Thursday, September 1, 2016


…In Taos, at the workshop, we were told to go deep with our writing.  I usually do that, but while there I went to places I’d forgotten about.  It was very emotional digging up things I’d somehow buried.  But it felt safe, and I was with people who protected me and so I wrote and wrote about things that happened when I was a boy.
This is one of the pieces that came out of it:

                                                            Summer of Smoke

            It was a summer of smoke, the summer my brothers stole cigarettes and made me light up with them until I puked, the summer forest fires shrieked and crackled in the distance, swallowing an entire valley, the summer our garage burnt down to cinders and four charred posts, the summer I turned nine and learned that, for some people, monsters are very real.

            It was the summer Sis claimed Dad had been raping her for years.

            Mom didn’t believe her, of course she didn’t.

            Mealtime became a kind of silent purgatory, all of us silent mimes.  Only the plates spoke.  When we could, we buried our eyes under made up manhole covers.

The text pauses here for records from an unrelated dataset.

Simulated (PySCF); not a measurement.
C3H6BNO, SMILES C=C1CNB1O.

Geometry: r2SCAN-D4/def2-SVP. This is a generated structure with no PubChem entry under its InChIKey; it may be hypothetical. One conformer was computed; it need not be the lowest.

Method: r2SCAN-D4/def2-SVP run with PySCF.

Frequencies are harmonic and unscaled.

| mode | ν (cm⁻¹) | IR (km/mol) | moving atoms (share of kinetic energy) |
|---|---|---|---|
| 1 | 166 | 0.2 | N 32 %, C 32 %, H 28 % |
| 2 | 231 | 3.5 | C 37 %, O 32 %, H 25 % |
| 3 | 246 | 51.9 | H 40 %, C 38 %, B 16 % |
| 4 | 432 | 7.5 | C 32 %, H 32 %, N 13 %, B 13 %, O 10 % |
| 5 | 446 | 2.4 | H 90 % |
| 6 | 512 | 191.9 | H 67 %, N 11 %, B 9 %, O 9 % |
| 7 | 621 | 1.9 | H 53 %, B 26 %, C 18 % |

            Mom and Dad never stopped smoking, leafy ash curling off the ends of their Marlboros like gnarled fingers beckoning you their way, smoke genies floating in the whorls of Mom’s hair curled high like an out of control fern, some slaking out of her hairy nostrils, riding the ridges of her cat-eyed glasses, making her squint and scowl.  Dad, seated beside her at the front of the table, with an open mouth full of smoke, a gray trapdoor, his flattop haircut a hundred tiny needles.

            One day Sis and I escaped our parents and brothers and hid in the hills beyond the trailer lot where we lived.

            We watched the forest fire move in orange-red sheets down the mountainside fast as the wind, merciless, almost liquid in flight.  The air was as thick as smudged cotton, tasted like tarry briquettes, and burned going down.

            We sat beneath an evergreen whose branches danced with the breeze, the limbs rustling, trying to relay some urgent message we already knew.

            “I hope it gets us,” Sis said.

            “No you don’t.  Besides, it’s too far away.”

            “Everything is,” Sis said, her last words that day.

            When we stood up, I took her palm in mine and held I as we made our way back to hell.

            Now, all these years later, as I escort her down the aisle, I give her hand a little squeeze.  Everyone’s eyes are on the bride next to me.

            He’s not here.

            She’s not here.

            Everything is safe.  Everything is good.  It’s almost perfect.